Thursday 1/5/2012 5:52 AM
I’m sure it is because I am getting older but it seems to me that relationships today are much different than they were a generation ago. In our modern age of instant communication it seems we are more distracted, disconnected and disjointed than ever when it comes to meaningful relationships. A face-to-face conversation is interrupted by calls or text messages from friends and family, updates to my smartphone alerting me of the latest sports score or shopping deal or Googling a topic to prove the veracity of a statement I made in my conversation. Conversations about meaningful topics are often avoided because it seems that civil discourse can no longer occur between two people with differing views without it degenerating into a shouting match or name-calling. These forces, acting within our society, result in relationships that are shallow and transitory. There is little or no commitment to the other person and one party will bail out of a relationship at the first sign of any kind of conflict. In 1 Peter 3, Peter suggests that we treat each other with gentleness and respect, something that seems absent in our modern, Western world.

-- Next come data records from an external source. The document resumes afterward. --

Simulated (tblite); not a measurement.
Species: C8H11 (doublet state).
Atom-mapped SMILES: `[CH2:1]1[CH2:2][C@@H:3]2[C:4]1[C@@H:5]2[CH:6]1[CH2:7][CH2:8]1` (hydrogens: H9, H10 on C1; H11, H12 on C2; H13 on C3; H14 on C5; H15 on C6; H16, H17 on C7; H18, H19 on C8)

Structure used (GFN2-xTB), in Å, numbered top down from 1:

In his book Mutual Ministry, James Fenhagen stresses the importance of meaningful relationships. He writes, “… who I am and who I will become is tied up with my capacity to live with integrity and compassion in relation to the human family of which I am a part. It is a sense that who I am is intimately connected with my capacity for relationships of depth, which, at the deepest level, I both yearn for and resist.” From my perspective it seems that integrity, compassion and relationships of depth are waning in modern society. Fenhagen would argue that this hinders people from reaching their full potential. I would agree.